Please let me try to address all the questions that came up in one shot 
here. First, as I said, this is a very, very early experiment, so there 
are still many technical unknowns and few design decisions totally 
committed [waving hands] :-) I'm glad to see there's so much interest in 
this scalability issue.

The goal of Backstage from my perspective is to support larger data 
sets, compared to Exhibit, while retaining the same ease of authoring as 
Exhibit. This translates to "no server-side software installation, no 
database to set up/configure, only a bit of HTML, etc." The demo you see 
is technological progress on this front--the conclusion to draw is that 
this goal is achievable. :-)

Regarding the transition from small to large data sets, when everything 
is ready, for the common case, hopefully all you have to do is append 
?backstage=true to exhibit-api.js.

Regarding the relationship with Longwell and Longwell-CSI, that's 
harder/too early to say. Well, each project was created for a different 
purpose with different criteria, etc.

Regarding using Backstage on licensed/private data, it is possible to 
install Backstage on your own server and tell Exhibit to use that 
instance rather than a public Backstage service. The experiment right 
now does not include that option, but there is no technical challenge 
there. You actually might even want to run Backstage yourself and 
connect it directly to a local Sesame store if your data is too large to 
transfer as a JSON file.

David Karger suggests building Backstage into a Firefox extension...

-----

Now onto the technical details...

When backstage-demo.html is loaded onto your browser, the Javascript 
code of Exhibit and Backstage gets loaded and executed.

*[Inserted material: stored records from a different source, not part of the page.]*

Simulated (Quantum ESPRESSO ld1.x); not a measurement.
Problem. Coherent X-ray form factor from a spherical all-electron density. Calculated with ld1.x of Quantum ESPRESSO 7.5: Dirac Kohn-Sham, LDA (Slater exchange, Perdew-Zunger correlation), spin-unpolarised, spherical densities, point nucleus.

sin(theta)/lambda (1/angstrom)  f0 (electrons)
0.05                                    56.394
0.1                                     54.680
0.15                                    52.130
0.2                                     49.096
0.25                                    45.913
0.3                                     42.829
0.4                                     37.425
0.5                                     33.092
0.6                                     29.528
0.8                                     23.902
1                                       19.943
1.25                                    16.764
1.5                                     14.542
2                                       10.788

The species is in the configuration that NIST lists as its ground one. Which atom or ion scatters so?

Client-side Backstage randomizes an "interactive session ID" and 
requests an interactive session with server-side Backstage at
    http://dfhuynh.csail.mit.edu:8181/
through a JSONP transport. That just means that to call the server 
portion of Backstage, the client portion of Backstage appends <script>s 
elements into the <head> of the DOM. If you have FireBug installed, open 
it up, switch to the HTML tab, expand <head> and look at the last few 
<script>s. JSONP is used so that the client portion (executed within the 
domain of the web page, i.e., people.csail.mit.edu) can call to the 
server portion sitting on a different domain (i.e., 
dfhuynh.csail.mit.edu:8181).

The "interactive session" is different from the normal server session. 
If you open two browser tabs or two browser windows pointing to 2 
different backstaged exhibits, you have only 1 server session but 2 
"interactive sessions". If there is no interactive session concept, your 
interactions with those 2 exhibits will get mixed up. This is a 
technical challenge not too often encountered in web applications.

Once the interactive session is set up, client-side Backstage walks 
through the DOM (just like Exhibit alone would) and reads off the data 
<link>s in the <head>. Client-side Backstage then sends those data links 
to server-side Backstage, which instantiates a Sesame 2.0 rc2 memory 
triple store and loads the data from those links into that triple store. 
This step requires that those links are publicly accessible (e.g., you 
cannot point to data at file:/// URLs).

Note that server-side Backstage uses the URL of the exhibit as well as 
the set of data link URLs as the key to cache the triple store. This is 
so that when several users view the same exhibit, only one triple store 
is instantiated (to save space and time). There are technical challenges 
here to address the case where the data at any one of those URLs is 
changed after the triple store is instantiated and loaded.

Next, also through JSONP, client-side Backstage sends over to 
server-side Backstage the configurations of the collections, views, and 
facets, and the server-side Backstage mirrors those client-side 
Javascript components with server-side Java objects.

 From then on, UI interactions on the web page cause client-side 
Backstage to make more JSONP calls to server-side Backstage. JSONP 
results cause the client-side components to update themselves.

There is another technical challenge here: if the server session 
expires, all the interactive sessions get thrown away on the server. The 
triple store might even get thrown away if no other user is looking at 
the same exhibit. But you might still have that exhibit shown on your 
browser, and it's entirely reasonable to want to resume your interaction 
with it after leaving it alone for a long time. At this point, your UI 
action (e.g., clicking in a facet) will cause client-side Backstage to 
call server-side Backstage, who has lost all its states about your 
interactive session. Server-side Backstage returns a particular error, 
which causes client-side Backstage to send over its whole state so that 
server-side Backstage can reinitialize itself and pick up where it has 
left off.

The JSONP protocol will be pretty specific to Backstage. If there's a 
desire to load data through SPARQL query, the right place to hook in 
would be between the server-side code of Backstage and the SPARQL end 
point. Right now server-side Backstage formulates its queries to the 
triple store by putting together Sesame "query algebra trees". If SPARQL 
is as expressive as Sesame's query algebra (supporting GROUP, COUNT, 
MIN, MAX), then it shouldn't be hard to swap in a SPARQL end point.

There is still one big technical unknown: lens templates. As you see in 
the demo, the view only shows the items' labels. Lens templates are 
tricky because they encapsulate computations on the data (think ex:if 
and ex:content) but they also involve DOM constructions. The former 
needs to be done on the server and the latter is better done on the client.